Do clones of mutual funds derived from SEC filings do as well as the funds themselves? In their February 2010 preliminary paper entitled “Better than the Original? The Relative Success of Copycat Funds”, Yu Wang and Marno Verbeek construct hypothetical clones to investigate the performance of a free-riding strategy that duplicates the disclosed asset holdings of actively managed mutual funds, reformed on each filing date. Using periodically disclosed holdings of 3,046 active U.S. mutual funds during 1985-2008 (24 years), they find that:
- On average, clones marginally outperform their target mutual funds by 0.02% per month, net of estimated trading costs and expenses.
- The relative success of clones increased after the SEC began requiring more frequent portfolio disclosure in 2004 (by about 0.05% per month for a subsample of mutual funds that span the regulatory change).
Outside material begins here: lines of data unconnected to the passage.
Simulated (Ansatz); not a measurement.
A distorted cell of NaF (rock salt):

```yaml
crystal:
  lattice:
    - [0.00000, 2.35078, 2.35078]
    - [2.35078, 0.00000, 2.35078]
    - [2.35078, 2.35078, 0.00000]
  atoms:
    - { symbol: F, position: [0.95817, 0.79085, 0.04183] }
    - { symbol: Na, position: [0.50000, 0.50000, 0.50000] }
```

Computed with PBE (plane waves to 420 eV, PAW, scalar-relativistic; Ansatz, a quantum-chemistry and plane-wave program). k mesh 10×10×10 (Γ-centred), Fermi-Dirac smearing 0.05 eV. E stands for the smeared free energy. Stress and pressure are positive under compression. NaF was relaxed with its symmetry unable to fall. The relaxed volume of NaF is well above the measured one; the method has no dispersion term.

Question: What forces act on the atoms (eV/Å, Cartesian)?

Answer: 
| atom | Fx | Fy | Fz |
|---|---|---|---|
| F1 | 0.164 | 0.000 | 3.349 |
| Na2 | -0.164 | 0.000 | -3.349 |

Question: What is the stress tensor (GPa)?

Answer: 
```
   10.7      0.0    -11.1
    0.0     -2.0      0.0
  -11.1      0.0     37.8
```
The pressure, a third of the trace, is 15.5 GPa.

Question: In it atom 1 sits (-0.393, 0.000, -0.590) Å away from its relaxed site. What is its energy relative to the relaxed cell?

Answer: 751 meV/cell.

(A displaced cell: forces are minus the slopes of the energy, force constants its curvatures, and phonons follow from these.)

- Clones of past winning funds on average outperform most active mutual funds (but not their target funds), perhaps as cheap momentum strategies.
- Clones of funds with current holdings that are consistent with their past investing styles (small tracking errors relative to characteristic-based benchmarks) tend to outperform both their targets and most active funds.
In summary, evidence indicates that cloning winning mutual funds with consistent styles may be an attractive stock-picking strategy.
Cost estimates are probably low for individuals attempting to construct mutual fund clones via relatively small positions.